The Mudcat Café TM
Thread #15280   Message #991289
Posted By: Malcolm Douglas
26-Jul-03 - 10:35 PM
Thread Name: Origins: Rose of Tralee - anything to add ...?
Subject: RE: Rose of Tralee; anything to add ...?
Although I really do think that The Rose of Allandale is irrelevant to this discussion (though it does have the word "rose" in the title, which I suppose may confuse beginners) it seems to be necessary to say a few words about it in order to correct some misapprehensions stated earlier in this recently revived thread.

It is an English parlour song, though as has been mentioned here, and in other threads, it entered the repertoire of the Copper family of Rottingdean in Sussex; so far as I can tell, all arrangements of the song recorded by revival performers such as Mary Black are based (often at several removes) upon their modification of it, which is a great deal more interesting, musically, than the original. Any suggestion that the song is "trad" is due to laziness or deliberate mendacity on the part of performers or record companies; it is well known who wrote the song, and it was widely published in popular songbooks during the 19th and early 20th centuries. It was not until the late 1960s that "folk" artists picked up on the Copper's modified form of the song, and there is little excuse for mis-representing it in the way that many seem to have done. The Copper's recording, incidentally, properly credited the original composers; though it appears that a lot of people didn't bother to read that bit.

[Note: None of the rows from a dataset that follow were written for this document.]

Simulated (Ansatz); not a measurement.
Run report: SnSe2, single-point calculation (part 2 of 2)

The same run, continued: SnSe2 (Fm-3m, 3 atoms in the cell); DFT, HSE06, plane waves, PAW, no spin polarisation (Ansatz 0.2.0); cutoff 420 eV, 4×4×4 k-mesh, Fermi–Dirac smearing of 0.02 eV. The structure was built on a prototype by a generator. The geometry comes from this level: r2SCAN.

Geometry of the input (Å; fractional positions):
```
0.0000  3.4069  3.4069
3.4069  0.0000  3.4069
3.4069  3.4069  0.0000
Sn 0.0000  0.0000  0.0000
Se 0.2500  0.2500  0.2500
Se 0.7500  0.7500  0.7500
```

Mary Black, unfortunately, regularised the phrasing and turned it into something like a Country and Western number, and a good few people have since copied her handling of it, which owes its best post-Copper features to Nic Jones (not Martin Carthy, as wrongly suggested earlier), often under the mistaken impression that it is in some way an Irish song. As she recorded it, it is merely pretty rather than beautiful.

Does anyone have anything further -and substantive- to say about The Rose of Tralee? The original two verses were out on broadsides at least as early as the 1860s (and there was at least one parody current at that time, too); the story given in the earlier link looks superficially convincing, but I have to wonder how much of the circumstantial detail is attested, and how much invented.